Its list of prescriptions included:
ending new natural gas connections and stopping installing appliances within four years,
reducing commercial and industrial heat demand by 30% within 14 years,
reducing housing energy demand by 6% by 2035,
ending coal use at Huntly by 2025,
closing Tiwai Pt in 2024,
closing Methanex gas processing plants by 2040,
cutting dairy cow numbers by 8% by 2030,
cutting sheep and beef cattle numbers a further 5% by 2030,
dramatically cutting back on pine log exports and all native logging within four years,
quintuplying of native forest planting to 25,000 hectares a year. stopping all coal use in food processing by 2030,
and increasing petrol costs 30c a litre with a $250/tonne carbon cost by 2050.
The Commission also prescribed large increases in cycling, walking and public transport use, along with suggesting (without specifying how) this would need to be supported with Government subsidies to create a just transition.
Jacinda Ardern welcomed it as one of the most important reports she would receive as Prime Minister and pledged to take action, without specifying anything politically difficult.
She described as a “life or death” moment and reiterated “acting now is not a choice -- It’s an imperative.”
“Climate change is my generation’s - and perhaps even more so, the next generation’s - nuclear free moment,” she said.
Come back to us with a plan that might change behaviour
However, she was reluctant to talk about specific policies, including around a potential ban on car imports, any ‘feebate’ scheme increasing tax on larger vehicles such as SUVs and double-cab utes, or any regulation of new gas connections.
The real test will come when the Government has to respond by the end of the year with its policies on how to achieve the Commission’s budgets.
Its attempts to suggest a feebate scheme in Labour’s first term was easily scuppered by a social media campaign from National alleging the Government planned to tax double cab utes and give a discount to electric car buyers in the fancier suburbs of Auckland.
The Climate Commission was at pains to reiterate the targets, which were slightly higher than in its draft report because of a higher starting point, were achieveable and affordable with existing technology.
The Commission only slightly increased its projected cost to GDP to 1.2% by 2050 from 1.0% in its January draft. It also projected that doing nothing would mean GDP would be 2.3% lower because businesses and consumers would not be able to take advantage of lower costs of transport and heating.
Why it’s unrealistic and inadequate
The Commission was not as ambitious as it could have been. It is required by the Zero Carbon Act to focus on getting there by 2050, rather than doing what’s needed to ensure the planet doesn’t heat more than 1.5 degrees above pre-industrial levels. Activists said the number needs to be much higher than 42% to achieve that.

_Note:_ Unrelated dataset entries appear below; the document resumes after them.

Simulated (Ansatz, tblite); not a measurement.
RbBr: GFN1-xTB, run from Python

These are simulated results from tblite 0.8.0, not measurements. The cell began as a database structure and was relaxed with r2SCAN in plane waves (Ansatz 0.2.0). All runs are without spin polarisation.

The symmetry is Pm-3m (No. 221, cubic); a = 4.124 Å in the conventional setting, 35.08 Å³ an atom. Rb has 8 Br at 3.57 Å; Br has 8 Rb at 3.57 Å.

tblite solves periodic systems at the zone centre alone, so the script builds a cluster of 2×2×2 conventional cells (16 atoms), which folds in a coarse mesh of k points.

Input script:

But the bigger issues are around the assumptions the Commission uses to get to its relatively benign view that not much has to change, other than swapping out the car fleet for electric cars.
Firstly, that assumption is flawed because we won’t be able to do that fast enough. We’re at the bottom of the queue for all the electric cars being made now because the Government and businesses have been slow to buy them in enough bulk to ensure the manufacturers order them for New Zealand.
Secondly, there’s a big risk that because we’ll be the last right hand drive country to go electric and we still allow used imports, that Britain and Japan will dump their last generations of petrol and diesel cars on us.
The bigger concern is a lack of analysis of what would be required to get more people to use bikes and walk, and what’s required to create bus and train networks that people want to use, and can afford to use.
Then there’s the assumptions about the closure of Tiwai Pt and Methanex’s plants, both of which are cash generating machines from assets well past their depreciation dates. If they don’t close, the assumption about a halving of wholesale power prices won’t work. The assumption about a big increase in solar power would also require the current electricity industry to encourage solar power users to feed back into the network, which they don’t want to do.
The Commission’s sweeping suggestion that cutting emissions will be virtually costless lulls everyone into a longer complacency and allows politicians to get away with doing little that might threaten their popularity.
Plenty of inflation now, so where’s the rate hikes
US consumer price inflation figures out this week showed a spike to a 29-year high in May, but financial markets have lost their fear — for now — of an inflation-driven spike in interest rates in the world’s largest economy.
They’re betting the US Federal Reserve and the European Central Bank will see the spike as temporary and keep printing money to keep rates low for a couple more years to come.
The inflationistas are dead and buried this morning with the US 10 year Treasury yield falling to 1.45%, its biggest weekly fall in a year. The 10 year breakeven measure of inflation expectations also fell back sharply.